I just made my own Tió Nadal to teach my students about this tradición catalana. On December 8th this Tió Nadal will make his way to our doorstep at home and wait to be welcomed inside. My own children love this tradition. They even had me make 2 miniature logs for their bedrooms this year! We started doing this tradition in our home 4 years ago even though no one in our family is from Cataluña, Aragón, or even Spain for that matter!

In Cataluña and Aragón, Spain, Tió Nadal is an old tradition that is still very popular in the houses of las familias catalanas. In catalán the word Tió means log, and the word Nadal means Christmas. On December 8th, this Christmas log appears on the doorstep. The family brings him inside and places him by the Christmas tree. In the olden days, he was placed in or near the fireplace. Tió Nadal wears a little red barretina trimmed in black around the edges, a traditional hat of these regions. He has a smiling face and usually has two front legs that prop him up. The family puts a blanket over his body to keep him warm, and the children "feed" him little bites of food each day.

They also give the log a good wack on the back with a stick whenever they walk by the log. This is supposed to help the log digest the food. This is done everyday until December 24th. On Christmas Eve, everyone sings Tió Nadal this song while wacking the log with a stick. At the end of the song, the blanket is lifted and the children find that Tió Nadal has given them turrón or nuts or little presents. This is how I explain it to my students and my own children. I don't spell it out for them that the log is supposedly pooping out the presents. Although last year, my youngest at 6 years old figure out that caga in catalán means caca. There were lots of potty jokes and giggling! Sometimes my high school students figure it out, and sometimes they don't!

At school, each student in my Spanish IV class presents a Christmas tradition or a celebration that takes place during the Christmas season from a different Spanish-speaking country. You can get the free instructions for the presentation with a rubric here. I use Tió Nadal as my example for the class. I make the Tió Nadal ahead of time and have it set up in the classroom before the students arrive. I hide turrón under the blanket. After the students come in, I explain the tradition and play the song for Tió Nadal while wacking the log with the yard stick. At the end of the song, I whisk away the blanket and reveal the turrón. Then we eat it! I am lucky to live close to a TJ Maxx that always sells turrón from Spain during this time of year. I always buy it there for this activity. If you can't find turrón, you can always make it, or just use Hershey kisses, which is what our Tió Nadal leaves for my children at our house.

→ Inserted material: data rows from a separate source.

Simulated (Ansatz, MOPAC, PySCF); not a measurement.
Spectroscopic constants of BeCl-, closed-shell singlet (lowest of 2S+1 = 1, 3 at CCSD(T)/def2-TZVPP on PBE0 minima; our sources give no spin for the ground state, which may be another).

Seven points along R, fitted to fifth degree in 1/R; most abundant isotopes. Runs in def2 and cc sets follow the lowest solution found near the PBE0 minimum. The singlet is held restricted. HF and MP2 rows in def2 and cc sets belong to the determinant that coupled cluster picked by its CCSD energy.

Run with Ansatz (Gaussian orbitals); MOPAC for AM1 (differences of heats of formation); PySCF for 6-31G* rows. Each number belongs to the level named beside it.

To make your own Tió Nadal, you will need:
*a cleanly cut log or branch for miniature logs
*2 smaller branches for the legs, also cleanly cut
*red felt for the hat and the blanket
*black felt or black construction paper for the trim of the hat
*paint or googly eyes
*paint or markers for the mouth
*a wooden peg for the nose or a skewer for miniature logs
*hot glue gun

This weekend I asked my husband to bring me a log so that I could make the Tió Nadal. He has brought me a nice log from our yard for the past 4 years. This year, however, each log he brought me was in various states of falling apart.

When I headed to the holly tree with a bow saw, my husband assured me he would take care of it and bring me what I needed. I guess he didn't want me to cut the branch of the holly tree, nor did he want to break out the chainsaw, because an hour later he returned with a real birch log that he had bought at Michaels! I didn't even know they sold logs there! There was also a 5 foot long birch branch, also real, that we cut and used for the legs and the bodies of the miniature logs.

I used the glue gun to glue the eyes. The nose is a small piece cut from a bamboo stick that we use as a stake for our peonies in the spring. I used a red marker to color the end of the nose after I glued it. I drew the eyebrows and the mouth with a sharpie marker. Then my husband cut the branch on an angle, and I used the glue gun to attach the legs. I had to glue them a few times because the bark on birch wood flakes off easily. In the past I have used oak logs and the bark doesn't flake off. (On the miniature logs, I used 3 inch pieces of bamboo for the legs.) To make the barretina, I took a square piece of red felt and folded it until it looked like this.

I hot glued it in place and also glued on the black strip of contruction paper. I used construction paper because I didn't have any black felt. The black felt is a better choice because eventually the paper will fade. Then I set the hat on Tió Nadal and covered him with his blanket. He is super cute and looks like all of the other photos I have seen of Tió Nadal in Spain! Last year my Spanish III class saw Tió Nadal and decided that they had to make them too. They brought in their own logs and we made them in class. Many saved them and have told me they are setting them out again this year under their Christmas tree. Who wouldn't want one of these!